Vikkie Patterson in her studio on an artist residency at the Tyrone Guthrie Centre at Annaghmakerrig with thanks to Lisburn and Castlereagh City Council, 2018

Vikkie Patterson in her studio on an artist residency at the Tyrone Guthrie Centre at Annaghmakerrig with thanks to Lisburn and Castlereagh City Council.

ARTIST BIOGRAPHY

Vikkie Patterson is a painter and a PhD researcher at Ulster University Belfast School of Art.  Her practice-based research centres around the concept of embodiment in contemporary painting and literature from Northern Ireland.  She has a previous French and Germanic Studies degree from Trinity College Dublin and lived previously in the French Caribbean islands of Guadeloupe.  This informs her research and practice.

Her work has been exhibited internationally and is held in private collections in Ireland, France, North America, Australia and the U.K. as well as in public collections at the Tyrone Guthrie Centre, Annaghmakerrig, the African and Caribbean Support Organisation Northern Ireland (ACSONI) headquarters in Belfast and at the Kanu Nayak Art Foundation in Mumbai, India. A touring exhibition with the Drawing Box Collective forms part of the National Irish Visual Art Library (NIVAL) in Dublin.

ARTIST STATEMENT

The practice-based element of my research is informed by painting theories such as phenomenology and indexicality.  My new work-in-progress transcends the figurative and the literal and I paint in raw gestures with impasto and drawn elements, the texture of the support forming an integral part of the painting surface. My studio practice relates to embodiment in the studio, staying present and attuned to the materiality of the painting process. Hell or high water is an ongoing series of oil on sackcloth paintings begun in 2019 reflecting on the upheaval caused by the climate crisis as well as depicting postcolonial concerns in both N. Ireland and the French Caribbean islands of Guadeloupe and surrounding islands.

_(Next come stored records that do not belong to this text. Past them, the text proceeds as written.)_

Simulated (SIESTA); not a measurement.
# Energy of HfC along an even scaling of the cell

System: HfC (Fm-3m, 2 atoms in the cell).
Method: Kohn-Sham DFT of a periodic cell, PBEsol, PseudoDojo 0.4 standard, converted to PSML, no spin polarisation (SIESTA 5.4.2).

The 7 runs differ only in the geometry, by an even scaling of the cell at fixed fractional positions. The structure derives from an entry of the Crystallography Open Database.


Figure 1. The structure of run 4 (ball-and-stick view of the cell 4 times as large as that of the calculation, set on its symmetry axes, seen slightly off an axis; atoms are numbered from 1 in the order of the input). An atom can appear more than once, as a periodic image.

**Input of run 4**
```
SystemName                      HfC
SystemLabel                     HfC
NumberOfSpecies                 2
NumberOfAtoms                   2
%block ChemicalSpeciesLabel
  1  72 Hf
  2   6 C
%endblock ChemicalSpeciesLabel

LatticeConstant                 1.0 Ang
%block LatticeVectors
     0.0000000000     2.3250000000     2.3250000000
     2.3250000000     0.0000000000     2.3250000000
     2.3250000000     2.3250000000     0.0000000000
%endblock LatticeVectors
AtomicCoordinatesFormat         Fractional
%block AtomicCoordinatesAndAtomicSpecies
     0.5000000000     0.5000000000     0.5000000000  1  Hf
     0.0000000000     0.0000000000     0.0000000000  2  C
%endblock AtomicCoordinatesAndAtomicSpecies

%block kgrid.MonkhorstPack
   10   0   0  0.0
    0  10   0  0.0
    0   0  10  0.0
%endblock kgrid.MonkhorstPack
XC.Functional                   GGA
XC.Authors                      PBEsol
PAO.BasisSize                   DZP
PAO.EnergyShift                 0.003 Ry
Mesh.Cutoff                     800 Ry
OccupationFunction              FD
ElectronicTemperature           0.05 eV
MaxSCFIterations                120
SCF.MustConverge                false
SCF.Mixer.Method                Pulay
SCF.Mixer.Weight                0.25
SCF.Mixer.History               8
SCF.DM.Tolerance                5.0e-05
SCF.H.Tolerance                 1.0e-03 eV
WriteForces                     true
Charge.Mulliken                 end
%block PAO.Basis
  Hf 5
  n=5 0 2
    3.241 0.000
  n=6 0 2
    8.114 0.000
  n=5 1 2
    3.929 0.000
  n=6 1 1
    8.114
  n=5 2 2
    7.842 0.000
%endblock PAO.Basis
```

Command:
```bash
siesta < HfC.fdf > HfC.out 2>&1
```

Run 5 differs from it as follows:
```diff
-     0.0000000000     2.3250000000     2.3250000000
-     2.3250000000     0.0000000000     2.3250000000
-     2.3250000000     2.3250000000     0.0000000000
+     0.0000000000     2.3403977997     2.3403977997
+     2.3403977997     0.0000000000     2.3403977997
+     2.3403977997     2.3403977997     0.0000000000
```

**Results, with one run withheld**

Most recently, my solo show Hell or high water opened on the 24th July 2023 at the Market Place Theatre Gallery, Armagh as part of the John Hewitt International Summer School and continued until the 2nd of September 2023. As with the previous paintings in this series, the work uses recycled coffee bean sacks and other sackcloth, which I stretch and size and prime before adding oil paint layers. The first paintings of this series (2019-2022,) which can be viewed on this website also, were based on Caribbean motifs as well as motifs in the north of Ireland and these new paintings are based solely on motifs in the north of Ireland. The title of the exhibition signifies perseverance and persistence in the face of challenges. Some of the paintings touch on contemporary political issues such as global warming, the displacement of people and the changes here in the north of Ireland today compared to the recent past.